Changing the location of the identified and anonymized folders

You can define custom directories for the identified and anonymized folders through environment variables. As docker-compose.yml reads these from your .env file, you can add the following definitions:

# SET THIS
POSTGRES_PASSWORD=some-very-secure-password
WSI_IDENTIFIED_FOLDER=/path/to/your/identified/folder
WSI_ANONYMIZED_FOLDER=/path/to/your/anonymized/folder

Make sure these folders have the right permissions (read and write for user 1000:1000, by default).

Adding custom filename parsers

You can define custom parsers to preserve specimen, block and slide numbers in your anonymized filenames. Custom parsers are plain text files mounted to the /app/parse/custom.d directory. By default, paw will search for the parse directory relative to the docker-compose.yml file is located. This behaviour can be changed by defining PARSE_DEFS_CUSTOM_DIR in the .env file.

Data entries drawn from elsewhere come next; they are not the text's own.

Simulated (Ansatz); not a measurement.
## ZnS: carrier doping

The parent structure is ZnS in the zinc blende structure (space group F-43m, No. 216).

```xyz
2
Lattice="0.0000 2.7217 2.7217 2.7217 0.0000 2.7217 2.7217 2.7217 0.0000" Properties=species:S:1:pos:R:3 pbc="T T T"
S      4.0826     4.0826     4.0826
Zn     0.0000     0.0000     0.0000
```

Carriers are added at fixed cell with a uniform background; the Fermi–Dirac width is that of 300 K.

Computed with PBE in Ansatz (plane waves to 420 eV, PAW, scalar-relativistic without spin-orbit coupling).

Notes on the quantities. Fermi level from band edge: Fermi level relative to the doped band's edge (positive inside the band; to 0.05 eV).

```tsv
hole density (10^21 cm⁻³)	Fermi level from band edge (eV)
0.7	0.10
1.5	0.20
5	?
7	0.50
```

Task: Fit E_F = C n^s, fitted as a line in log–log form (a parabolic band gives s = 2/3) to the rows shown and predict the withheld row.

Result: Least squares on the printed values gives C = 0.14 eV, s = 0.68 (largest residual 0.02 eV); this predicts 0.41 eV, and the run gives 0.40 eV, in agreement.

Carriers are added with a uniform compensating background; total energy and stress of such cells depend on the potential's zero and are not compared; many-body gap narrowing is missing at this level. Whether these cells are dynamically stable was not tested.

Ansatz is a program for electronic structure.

Each file consists of one or many lines, each containing three literal tab-separated fields (unicode U+0009):

  • A regular expression matching the filename you want to parse, with parenthesis groups defining relevant information
  • A comma-separated list to match groups with information categories, in order:
    • PREFIX: the accession prefix, often letters
    • YEAR: the year, in whichever format you wish to preseve in the accession number
    • CASE: the serial number of the case
    • SPECIMEN: the specimen identifier, often a letter
    • BLOCK: the block identifier, often a number
    • LEVEL: the level identifier, usually a number
    • SCAN_DATE: the date of scanning, ideally in YYYY-MM-DD format
    • SCAN_TIME: the time of scanning
    • EXTENSION: the file extension
  • A field that defines the "clean" accession number that will be logged in the database

For example, one may wish to parse the following file name: 00000AS20240987654;A;1;1 - 2024-01-01 00.00.00.ndpi.

The following text file would detect and parse similar filenames, assuming the desired output format for the accession number is AS24987654:

^0+([A-Z]{2})20([0-9]{2})[0-9]([0-9]{6});([A-Z]*);([0-9]*);([0-9]*) - ([0-9-]*) ([0-9.]+)\.(.*)$	\1,\2,\3,\4,\5,\6,\7,\8,\9	\1\2\3

paw will read the files in alphabetical order, from top to bottom, and stop as soon as a match is found (and will log in which file this occurred). If no match is found, the default parser will be used, which does not preserve specimen, block, and slide information:

^([A-Z0-9._-]{3,}[0-9]{2,})[^A-Z0-9].*\.(.*)$	,,,,,,,,\2	\1
.*\.(.*)$	,,,,,,,,\1

See the example parse definition file.

Running paw as a different user

Running paw with a user other than 1000:1000 requires build-time and run-time configuration.

On linux-base systems, find out your user and group ID with the id command-line tool.

To build the docker image with a user id and group id of your choice, run:

docker build --build-arg UID=$UID --build-arg GID=$GID -t paw:latest .
# Or, to automatically use your UID/GID:
docker build --build-arg UID=$(id -u) --build-arg GID=$(id -g) -t paw:latest .

Then, edit docker-compose.yml to run with the correct user (in this example, 1001:1001):

user: "1001:1001"

Finally, start up the project as usual with docker compose up -d. Make sure the anonymized and identified folders have the correct permissions.

Running paw with an external database

You can connect to an existing database and only run the paw service.

In docker-compose.yml, delete or comment out the db: and adminer: blocks by prepending # to each line.

Then, comment out the following lines:

depends_on:
  - db

And uncomment the following line: network_mode: host.

Provide the connection information to your database in .env:

# SET THIS
POSTGRES_PASSWORD=some-very-secure-password
PSQL_HOST=your.host.com
PSQL_USER=username
PSQL_DB=database-name
PSQL_PORT=9876

Then, start the project as usual with docker compose up -d.

Non containerized use

All scripts are aimed to be written in a POSIX-compliant fashion. If wsi-anon is installed on your system, you can likely run paw/anonymize.sh with minimal configuration as long as the PATH_TO_WSI_ANON environment variable is set. See anonymize.sh for the list of default environment variables.

Installation

See wsi-anon's dependencies for troubleshooting make.

git clone https://codeberg.org/bertogatti/paw.git && cd paw
cd wsi-anon
make

Contributing

Pull requests, issues, and emails with patches are all welcome.

Known issues

Double quotes ("): wsi-anon cannot handle " in either input our output file names, even when properly escaped (it will cause a segmentation fault). paw handles double quote escaping, but this will cause errors. Single quotes do not appear to be a problem.

License

See the license.